I remember coming to two options after searching the internet for the specific career I wanted: getting into MIT or joining the Navy. The Navy would be more “practical” and after serving six years I could get out and get a civilian job making loads of cash. I think another truth in my life is I am inherently lazy and I typically take the easier of two roads when that road doesn’t have negative consequences. So I contacted a recruiter and was all signed up that summer before my senior year. I knew then exactly what life was about and exactly what I wanted out of it.
I was wrong about everything. The Navy was not easy for me. I don’t feel like I am matured now, but I was especially immature then. I created a lot of problems for myself everywhere I went. I got married after boot camp. I attempted suicide after completing two of the three schools for my job (because I was so unhappy with everything). When I finally got to my command (in Florida!), I spent most of my home time dreading going to back to work (meaning I didn’t sleep much at home). After almost three years I was discharged. My marriage ended when the paychecks did. I decided then that I didn’t care much money anymore, what I really valued was being happy and having free time.

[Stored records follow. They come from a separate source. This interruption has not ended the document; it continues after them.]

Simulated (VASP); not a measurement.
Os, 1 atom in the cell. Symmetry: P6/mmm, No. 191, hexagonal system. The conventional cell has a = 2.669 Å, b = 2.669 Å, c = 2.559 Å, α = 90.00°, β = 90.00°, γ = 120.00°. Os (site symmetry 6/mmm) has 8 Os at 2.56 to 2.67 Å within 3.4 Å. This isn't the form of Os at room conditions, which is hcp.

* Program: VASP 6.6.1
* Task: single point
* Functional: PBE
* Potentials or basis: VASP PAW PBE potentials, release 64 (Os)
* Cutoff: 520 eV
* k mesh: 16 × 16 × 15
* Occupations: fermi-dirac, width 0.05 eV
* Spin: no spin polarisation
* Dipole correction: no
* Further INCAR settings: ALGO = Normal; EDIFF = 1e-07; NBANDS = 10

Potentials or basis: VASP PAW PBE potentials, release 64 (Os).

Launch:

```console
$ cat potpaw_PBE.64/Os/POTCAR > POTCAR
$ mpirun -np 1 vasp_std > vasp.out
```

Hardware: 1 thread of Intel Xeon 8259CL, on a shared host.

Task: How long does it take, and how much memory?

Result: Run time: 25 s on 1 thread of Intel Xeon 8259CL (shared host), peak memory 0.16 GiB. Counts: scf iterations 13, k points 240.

A friend of mine (from Texas) had gotten out of the Navy a few months before I did and had been staying on my couch. When I got out I asked him what he wanted to do, stay in Florida, go to Texas, or go to my home state in Ohio. I told him I would rather go to Ohio, and he obliged. We packed up my Eclipse with as much as we could and we drove up, and showed up on my mom’s porch unannounced.
I hadn’t even spoken to my mom since before my senior year of high school. She’s kind of weird, but she let both of us stay in her basement for a few months until we got jobs and got our own place. I became a shift lead at a gas station and worked there over a year. I was pretty happy with the overall situation, my only complaint was that I wasn’t making friends. The people I worked with all had families, or babies, or did a lot of drugs (which I wasn’t into). I did start dating a girl after we had been living there about almost a year, and she eventually moved in with us. That whole situation fell apart about 6 months after that. Over the summer my roommate started relying on his parents in Texas to send him money for bills and stopped working. September was the last month he was able to pay anything. On top of that, in October the girl I had been dating told me she was moving out and had been seeing this guy I was working with at the gas station (meaning she also had no money to offer me for bills). I had to contact my dad for rent who I didn’t really know and hadn’t ever really talked to.
I decided that month to go to college.
It took me less than a week to begin researching all the details of how to go to college. In that week I applied for cscc, took the tests to get in, talked to a counselor about what classes to take, and completed my FAFSA. Prior to October I didn’t know anything about getting into college. I’ve been in college two years now (second quarter at OSU). I still feel like working at a gas station was good enough. I was happy overall, I liked the freedom and I was able to pay all my bills and buy anything I wanted. My main motivation was something along the lines of “I’m going to college not so that I get a job that makes good money, but so that I get a job that surrounds me with more quality people than this.” And I guess, that’s the story so far.